Rep. Zack Stephenson told Minnesota Public Radio that this legislation would go through an intense vetting process and go through nearly every committee. Having gone through four committees already, with more to come, this sentiment has already rung true.

HF 100 is a behemoth of a bill, currently sitting at over 300 pages of complex legal language. It can feel impossible to get a grip on the totality of what it offers.

Some of the key things this bill accomplishes include the following:

  1. Establishing a legal framework for recreational sales of marijuana throughout the state.
  2. Suggesting applicable taxes for the manufacture, distribution, and sales of cannabis.
  3. Developing regulations for consumers, producers, and providers of cannabis products.
  4. Creating licensing procedures and requirements for would-be cannabis dispensaries, consumers, and caregivers.
  5. Create an “Office of Cannabis Management” to monitor the new cannabis industry. Notably, the bill contains requirements on who sits on this board, including industry representatives and minority voices.

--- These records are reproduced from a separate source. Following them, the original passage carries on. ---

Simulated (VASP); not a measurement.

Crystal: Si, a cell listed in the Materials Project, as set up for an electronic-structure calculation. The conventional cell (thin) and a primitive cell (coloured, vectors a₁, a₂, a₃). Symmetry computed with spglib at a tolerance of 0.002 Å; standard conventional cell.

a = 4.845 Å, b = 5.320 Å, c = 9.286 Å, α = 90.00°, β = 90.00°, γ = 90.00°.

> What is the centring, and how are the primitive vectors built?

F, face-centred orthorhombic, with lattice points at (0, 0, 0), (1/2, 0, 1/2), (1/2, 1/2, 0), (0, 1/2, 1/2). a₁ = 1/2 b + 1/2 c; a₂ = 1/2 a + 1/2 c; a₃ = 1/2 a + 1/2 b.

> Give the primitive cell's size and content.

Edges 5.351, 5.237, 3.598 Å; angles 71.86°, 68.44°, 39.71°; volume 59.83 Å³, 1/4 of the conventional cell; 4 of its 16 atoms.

H.F. 100 is an ambitious effort to anticipate and cover a broad spectrum of potential problems. Other implementation strategies have shown that many potential problems can arise during legalization efforts.

Part of the reason for the robust nature of this bill is it attempts to answer as many of these key concerns and pitfalls as possible. 

Authorization for growing cannabis at home, provisions for minority communities disproportionately affected by the drug war, and more put Minnesota on the precipice of passing the most comprehensive marijuana reform bill ever.

Minnesota S.F. 73

Sen. Port spoke about her new bill, S.F. 73, on January 26, 2023, using the opportunity to emphasize the push for equity and harm reduction. She pointed out the opportunity Minnesota has to take the lead from the shortcomings flowing from states legalizing before they are.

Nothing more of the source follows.